How Amazon Web Services Uses Formal Methods (2015) [pdf]

Twirrim · on Jan 20, 2020

One of the teams I worked for in AWS used TLA+ on a new back-end feature that was added. It was one that, if things went wrong, would be extremely bad for customers. The needs for operating on scale only added to the necessary complexity. Paranoia was key.

They'd estimated something like an optimistic 4 months for the work.

Two of the more senior developers were assigned the task, and they had to learn TLA+ and formal methods from scratch. (one dev's main complaint was that he was forced to use Eclipse, I don't know if integration has now happened with other IDEs since then).

It took a little bit for them to get up to speed, but they were soon implementing and catching bugs in the proposed designs, and they had all the bugs ironed out within a few weeks.

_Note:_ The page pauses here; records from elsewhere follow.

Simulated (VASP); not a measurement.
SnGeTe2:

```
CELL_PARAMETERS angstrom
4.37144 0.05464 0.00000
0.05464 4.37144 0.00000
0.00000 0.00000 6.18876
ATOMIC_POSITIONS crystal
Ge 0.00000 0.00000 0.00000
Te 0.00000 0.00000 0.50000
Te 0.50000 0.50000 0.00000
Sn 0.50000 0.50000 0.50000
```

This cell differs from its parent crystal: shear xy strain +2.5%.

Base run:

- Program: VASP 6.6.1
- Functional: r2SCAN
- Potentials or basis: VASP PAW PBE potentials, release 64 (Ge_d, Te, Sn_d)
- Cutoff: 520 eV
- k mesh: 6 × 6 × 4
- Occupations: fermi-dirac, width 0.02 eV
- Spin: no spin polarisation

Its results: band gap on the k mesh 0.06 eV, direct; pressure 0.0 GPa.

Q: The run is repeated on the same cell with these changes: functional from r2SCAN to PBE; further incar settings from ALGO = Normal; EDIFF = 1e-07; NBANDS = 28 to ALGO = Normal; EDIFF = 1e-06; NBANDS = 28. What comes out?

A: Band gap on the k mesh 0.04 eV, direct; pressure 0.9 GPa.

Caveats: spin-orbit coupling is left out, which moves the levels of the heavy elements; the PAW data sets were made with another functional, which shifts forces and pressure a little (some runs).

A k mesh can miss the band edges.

They then found that going from TLA+ to actual Java code was almost a "fill in the blanks" exercise. The formal model provided almost the exact structure they needed for their final code. Going from model to code took them very little time at all. It was in production, running in shadow mode after not even 2 months, and was fully live not long afterwards.

TLA+ got subsequently used for a number of other features added to the platform.

There had been general push back among developers that learning TLA+ and doing formal verification was only going to slow them down, but we found it was quite to the opposite. TLA+ actually sped up development, with the big bonus of higher confidence of correctness.

hwayne · on Jan 20, 2020

> (one dev's main complaint was that he was forced to use Eclipse, I don't know if integration has now happened with other IDEs since then)

There are a few projects to make this more accessible. We have

vscode: https://github.com/alygin/vscode-tlaplus

Jupyter notebooks: https://github.com/kelvich/tlaplus_jupyter

emacs: https://github.com/mrc/tla-tools

I sort of wrote a vim plugin, but it's nowhere near as sophisticated as the above three. I also recently made public a personal CLI tool (https://github.com/hwayne/tlacli) for running TLC on the command line. It's experimental but I find it really useful.

bordercases · on Jan 20, 2020

How do you believe using TLA+ compares to the "rich static typing" systems that pump up the valuations of Scala and Haskell?

zozbot234 · on Jan 20, 2020

Not very comparable. TLA+ involves writing statements in a custom "logic" which adds modalities (i.e. monads) to support 'time' (or rather, state transitions in discrete steps, ala temporal logic) and non-determinism (which is reused to support refinement) to standard propositional logic.

Nothing like this can be done in a standard programming language (even Scala or Haskell), and even in a dependently-typed language you would need to write some support code in order to embed this logic and work with it within the system. (It wouldn't be hard for sure, since even FOL gives you far more power than any (multi-)modal logic, but it's a different, perhaps more elegant take on things than just working directly within TLA).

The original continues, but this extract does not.